Sunrise Wind plans to install two temporary piers, such as the...

Sunrise Wind plans to install two temporary piers, such as the one in the photo, at Smith Point County Park in Suffolk. Credit: Sunrise Wind

Sunrise Wind this week began construction of temporary piers at Smith Point County Park as part of an effort to ferry materials across the water to complete a 17.5-mile cable for the offshore wind farm.

Construction is expected to take about a month, said Sunrise Wind’s developer, Orsted of Denmark, in a weekly bulletin. The cable for the project will make landfall at Smith Point and continue up the William Floyd Parkway, eventually to the Long Island Expressway and a new cable receiver station in Holbrook.

The piers in coming months will be used by up to five barges to move more than 15 tons of equipment from a platform at the Smith Point Marina, Orsted said.
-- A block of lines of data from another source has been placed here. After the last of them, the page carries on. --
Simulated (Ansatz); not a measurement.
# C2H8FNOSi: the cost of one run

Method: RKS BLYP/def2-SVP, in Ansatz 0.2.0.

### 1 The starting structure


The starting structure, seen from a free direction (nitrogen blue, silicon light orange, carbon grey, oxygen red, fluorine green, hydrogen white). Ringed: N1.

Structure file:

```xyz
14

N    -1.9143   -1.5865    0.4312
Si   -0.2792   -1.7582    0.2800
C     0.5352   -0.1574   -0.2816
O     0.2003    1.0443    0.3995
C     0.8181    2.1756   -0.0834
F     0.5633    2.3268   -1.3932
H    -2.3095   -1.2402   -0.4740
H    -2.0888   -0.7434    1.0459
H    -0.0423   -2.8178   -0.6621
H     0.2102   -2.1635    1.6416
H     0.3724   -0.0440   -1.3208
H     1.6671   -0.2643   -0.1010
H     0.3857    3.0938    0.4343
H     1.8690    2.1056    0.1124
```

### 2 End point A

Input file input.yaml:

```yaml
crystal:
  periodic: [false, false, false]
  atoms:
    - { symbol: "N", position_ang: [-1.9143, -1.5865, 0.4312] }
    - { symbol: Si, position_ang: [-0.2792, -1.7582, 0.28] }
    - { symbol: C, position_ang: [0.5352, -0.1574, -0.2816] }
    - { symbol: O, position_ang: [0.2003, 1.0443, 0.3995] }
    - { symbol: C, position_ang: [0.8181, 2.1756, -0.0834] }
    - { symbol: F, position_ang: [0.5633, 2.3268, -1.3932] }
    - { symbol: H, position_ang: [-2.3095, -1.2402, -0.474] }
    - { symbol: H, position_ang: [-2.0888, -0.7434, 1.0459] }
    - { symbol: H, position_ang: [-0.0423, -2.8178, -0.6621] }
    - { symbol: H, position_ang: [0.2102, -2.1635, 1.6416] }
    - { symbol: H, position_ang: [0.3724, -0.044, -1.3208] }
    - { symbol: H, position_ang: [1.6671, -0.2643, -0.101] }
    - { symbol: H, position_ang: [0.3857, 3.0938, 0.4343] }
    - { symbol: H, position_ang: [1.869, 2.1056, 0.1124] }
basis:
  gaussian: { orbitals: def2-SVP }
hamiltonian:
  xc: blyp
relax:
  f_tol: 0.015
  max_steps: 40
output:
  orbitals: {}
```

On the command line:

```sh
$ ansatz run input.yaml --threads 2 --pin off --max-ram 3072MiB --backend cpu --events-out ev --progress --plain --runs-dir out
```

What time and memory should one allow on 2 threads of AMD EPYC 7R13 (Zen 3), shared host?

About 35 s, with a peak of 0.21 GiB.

The cable infrastructure work is being done by Orsted contractor Haugland Group of Melville, which last year won a $200 million contract to build the 17.5-mile land-based cable and other land-based infrastructure for the project. Orsted has a state contract to build Sunrise Wind. Energy for the 924-megawatt project, enough to power hundreds of thousands of homes, will connect at the LIPA grid at a substation in Holbrook.

Orsted and New York State have refused to say how much the project will cost to build (Newsday has reported it's at least $4.2 billion), but have said it and another project under construction off Long Beach (with power destined for New York City) will increase customer bills across the state by an average of just over $2 a month.

As part of the work, a "jack-up vessel" will be situated about 1,300 feet off Smith Point's ocean beach starting in November, to begin work on infrastructure. The wind farm will be off the coast of Rhode Island/Massachusetts, about 30 miles northeast of Montauk Point. The jack-up barge will be in place through January, Orsted said. Local boaters are advised to keep a 100-yard clearance from the Orsted vessels.

Meaghan Wims, a spokeswoman for Sunrise Wind, said open access to Smith Point beaches and marina “will be maintained throughout the project.”

At the marina, she said, “the boat launch and parking area are fully accessible,” though one road has been closed to the public.

Wims said construction teams will complete a pier structure on the marina side first, then move to the Fire Island side to assemble a temporary pier there around mid-September. Both structures are scheduled to be completed by around the first week of October.

Orsted had been working with New England energy company Eversource until earlier this year, when Eversource announced it would divest its ownership and Orsted bought out its share.

Orsted is plowing ahead with Sunrise Wind despite a series of setbacks for the U.S. offshore wind industry, and Orsted’s projects in particular. The company has seen its share price tumble as it has taken a series of impairment charges of about $5 billion on U.S. projects, and abandoned two big projects planned for New Jersey.

But Orsted, which is the world's largest offshore wind developer and owns five-turbine Block Island Wind, also completed the first commercial-scale U.S. offshore wind farm with South Fork Wind, which was fully commissioned this summer. Its 12 turbines are now producing energy for the power-starved Hamptons.